Trucking association now supports "perimeter clearance approach" to Canada/US border

by Canadian Shipper

David Bradley, CEO of the Canadian Trucking Alliance and head of the Ontario Trucking Association, is the latest to come out in favor of a adopting a "perimeter clearance approach" to future Canada/US border strategy.

Perimeter clearance means the US and Canada working closely together to strengthen protection of the external borders in order to free the movement of people and goods at our common border.

Proposed for the first time by Canada’s former ambassador to the United States a couple of years ago, American ambassador to Canada, Paul Cellucci is now also pushing the concept aggressively.

"There are those in Canada who believe that moving toward a perimeter border strategy would result in having our laws re-written in Washington. They argue that such a strategy would blur those lines we hold as a test of sovereignty. Before September 11, our organization was among those that felt the proposal would lead to such interminable debate on the nature of our relation with the United States that much-needed incremental progress on border issues would be delayed," David Bradley told shippers and carriers attending this year’s Council of Logistics Management conference in Kansas City. "But those planes crashing into the World Trade Center towers changed all that. They served as painful notice that in the face of global terrorism the old concepts of state; sovereignty and security are meaningless."

Bradley added that over time, such a strategy would likely result in a high level of harmonization of everything from immigration and security policies to food inspection practices. It would mean the integration of Canadian and U.S. border controls for travelers and goods. And over time, it could mean the elimination of border processing between Canada and the United States.

"Our border must not be allowed to become a source of friction between our two countries. It must not become a barrier to commerce or to economic growth. Perhaps no industrialized country in the world is as vulnerable in this regard as Canada," Bradley cautioned. "Fully one-third of the country’s GDP is dependent upon trade with the United States."

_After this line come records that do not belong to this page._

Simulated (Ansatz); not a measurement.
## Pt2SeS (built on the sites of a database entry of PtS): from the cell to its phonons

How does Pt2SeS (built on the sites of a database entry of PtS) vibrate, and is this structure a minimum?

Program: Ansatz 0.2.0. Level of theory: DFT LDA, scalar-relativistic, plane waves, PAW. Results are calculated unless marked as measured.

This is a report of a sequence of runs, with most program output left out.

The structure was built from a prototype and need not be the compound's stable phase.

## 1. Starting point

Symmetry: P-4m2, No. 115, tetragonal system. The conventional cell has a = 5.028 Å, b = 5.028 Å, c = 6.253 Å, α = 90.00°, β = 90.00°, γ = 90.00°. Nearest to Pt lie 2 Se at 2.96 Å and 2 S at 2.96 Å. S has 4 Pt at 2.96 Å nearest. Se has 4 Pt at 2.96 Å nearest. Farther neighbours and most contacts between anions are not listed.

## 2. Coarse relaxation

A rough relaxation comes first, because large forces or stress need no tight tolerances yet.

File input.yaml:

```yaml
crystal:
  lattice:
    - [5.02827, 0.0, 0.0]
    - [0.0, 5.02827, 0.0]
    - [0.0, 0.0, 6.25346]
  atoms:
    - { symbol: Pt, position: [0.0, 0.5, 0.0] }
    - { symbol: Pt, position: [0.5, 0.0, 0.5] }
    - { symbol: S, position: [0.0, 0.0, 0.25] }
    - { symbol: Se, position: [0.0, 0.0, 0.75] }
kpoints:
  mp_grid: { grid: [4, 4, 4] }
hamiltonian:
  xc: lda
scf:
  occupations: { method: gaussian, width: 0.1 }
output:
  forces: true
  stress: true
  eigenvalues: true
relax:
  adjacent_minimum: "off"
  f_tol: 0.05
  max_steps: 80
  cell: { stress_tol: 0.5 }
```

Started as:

Over $US 1 billion daily worth of trade crosses the US-Canada border every year and this is expected to double again before this decade is out.

Close to 70 per cent of Canada/U.S. trade moves by truck. Each year there are about 14 million truck trips across the border – one every 2 seconds. Just-in-Time inventory systems, synchronous manufacturing, and other time sensitive production and distribution practices have been built around the moving freight by truck and predictable border crossing times.